Samuel Jones | |
Office: | Chancellor of New York |
Term Start: | 1826 |
Term End: | 1828 |
Predecessor: | Nathan Sanford |
Successor: | Reuben H. Walworth |
Office1: | Recorder of New York City |
Term Start1: | 1823 |
Term End1: | 1824 |
Predecessor1: | Richard Riker |
Successor1: | Richard Riker |
Office2: | Member of the New York State Assembly |
Term Start2: | 1812 |
Term End2: | 1814 |
Birth Date: | 26 May 1769 |
Birth Place: | New York City, Province of New York, British America |
Death Place: | Cold Spring Harbor, New York, U.S. |
Alma Mater: | Yale University Columbia University |
Parents: | Samuel Jones Cornelia Haring Jones |
Samuel Jones Jr. (May 26, 1769 - August 9, 1853) was an American lawyer and politician.
Jones was born on May 26, 1769 in New York City, in the Province of New York, in what was then British America.[1] He was the son of Cornelia (née Haring) Jones and Samuel Jones (1734–1819), who served as New York State Comptroller and Recorder of New York City.[2] At his baptism, his sponsors were Cornelius Roosevelt and Elizabeth Haring, his maternal grandmother.[3]
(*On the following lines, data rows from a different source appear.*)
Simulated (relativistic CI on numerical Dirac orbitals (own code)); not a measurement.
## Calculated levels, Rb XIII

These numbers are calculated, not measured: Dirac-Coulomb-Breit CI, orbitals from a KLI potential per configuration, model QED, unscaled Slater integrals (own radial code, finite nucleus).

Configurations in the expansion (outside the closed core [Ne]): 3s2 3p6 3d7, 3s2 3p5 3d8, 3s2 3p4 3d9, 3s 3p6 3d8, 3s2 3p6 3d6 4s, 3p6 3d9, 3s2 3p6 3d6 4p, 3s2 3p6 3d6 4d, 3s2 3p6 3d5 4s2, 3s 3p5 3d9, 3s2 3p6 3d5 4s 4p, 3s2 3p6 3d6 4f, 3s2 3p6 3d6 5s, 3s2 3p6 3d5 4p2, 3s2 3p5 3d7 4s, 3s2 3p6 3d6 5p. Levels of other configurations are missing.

He graduated from Yale University in 1790 and Columbia University in 1793. He then studied law in his father's office, where DeWitt Clinton was also a student, and was admitted to the bar.[1]
Jones was a member of the New York State Assembly from 1812 to 1814. He was Recorder of New York City from 1823 to 1824. Beginning in 1826, he replaced Nathan Sanford as the Chancellor of the State, serving until 1828 when he became Chief Justice of the Superior Court of New York City and was replaced as Chancellor by Reuben H. Walworth.
Between 1828 and 1847, Jones was the chief justice of the New York City Superior Court. After the reorganization of the judicial system in the state, following the adoption of the Constitution of 1846, he was elected in 1847 a justice of the New York State Supreme Court in the First Judicial District, and he remained in that office until 1849. Representing the Supreme Court, First Judicial District, he was an ex officio member of the first New York Court of Appeals.[4] Examples of his work may be found in Corning v McCullough (1 NY 47), involving a suit against a stockholder of a corporation, Ruckman v Pitcher (1 NY 392), an action to recover money deposited on an illegal wager, and Brewster v Striker (2 NY 19), concerning the legal interest that could pass by sale under judgment and execution.[5]
Although then 80 years old, he returned to legal practice in 1849. The term "Father of the New York Bar", which first pertained to his father, also applied to him.[6]
He was the father of Samuel Jones, who married a sister of Justice Joseph Barnard.[7]
Jones died at the residence of his brother William in Cold Spring Harbor, New York on August 9, 1853.[3]